On Tuesday, the Metropolitan police said it had issued 30 more fines over the gatherings held at Downing Street which include the one to the PM and Chancellor.
Today at PMQs Johnson faced even more calls to quite from the leader of the Labour party, Sir Keir Starmer. During his questioning to the PM Starmer pointed out several MPs and civil servants had resigned for breaking lockdown rules including the PM’s former press secretary Allegra Stratton, the former health minister, Matt Hancock, Professor Neil Ferguson who resigned after admitting to an ‘error of judgement’.
Starmer then went on to ask if Johnson accepts he broke the law, to which he said he does. So, the question on everyone’s lips is ‘what’s next for Boris Johnson’?
What’s Next For Boris Johnson?
Tomorrow the house will be held on whether a special parliamentary investigation should be launched into Boris Johnson’s Partygate denials – basically, whether they think he lied to the House or not.
Opposition parties, including Starmer’s Labour, have called for a special body known as the privileges committee to look into if Johnson deliberately misled MPs.
Although Starmer tabled this motion six other parties have supported it going forward including: Ian Blackford, the SNP leader at Westmister, Ed Davey, the Lib Dem leader, Liz Saville-Roberts, the Plaid Cymru leader at Westminster, Colum Eastwood, the SDLP leader, Caroline Lucas, the Green party MP, and Stephen Farry, the Alliance party MP.

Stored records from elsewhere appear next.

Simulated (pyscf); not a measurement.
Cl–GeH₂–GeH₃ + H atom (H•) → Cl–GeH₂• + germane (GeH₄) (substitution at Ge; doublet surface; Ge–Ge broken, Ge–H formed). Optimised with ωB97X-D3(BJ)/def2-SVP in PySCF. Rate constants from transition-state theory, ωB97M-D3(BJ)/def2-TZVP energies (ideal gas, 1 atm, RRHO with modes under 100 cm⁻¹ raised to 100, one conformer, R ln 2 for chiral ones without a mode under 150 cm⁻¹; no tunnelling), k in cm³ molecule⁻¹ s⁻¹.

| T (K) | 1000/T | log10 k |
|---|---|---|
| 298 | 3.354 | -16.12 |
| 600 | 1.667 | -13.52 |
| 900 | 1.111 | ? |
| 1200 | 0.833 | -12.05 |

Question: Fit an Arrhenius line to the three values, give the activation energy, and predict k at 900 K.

If it goes ahead MPs on the privileges committee will the decide whether Johnson deliberately misled parliament and anyonw who ‘knowingly mislead Parliament will be expected to offer their resignation to the Prime Minister’.
However, if it comes to the committee it’s an incredibly difficult thing for those MPs to actually decide on – so Johnson could ultimately be in the clear.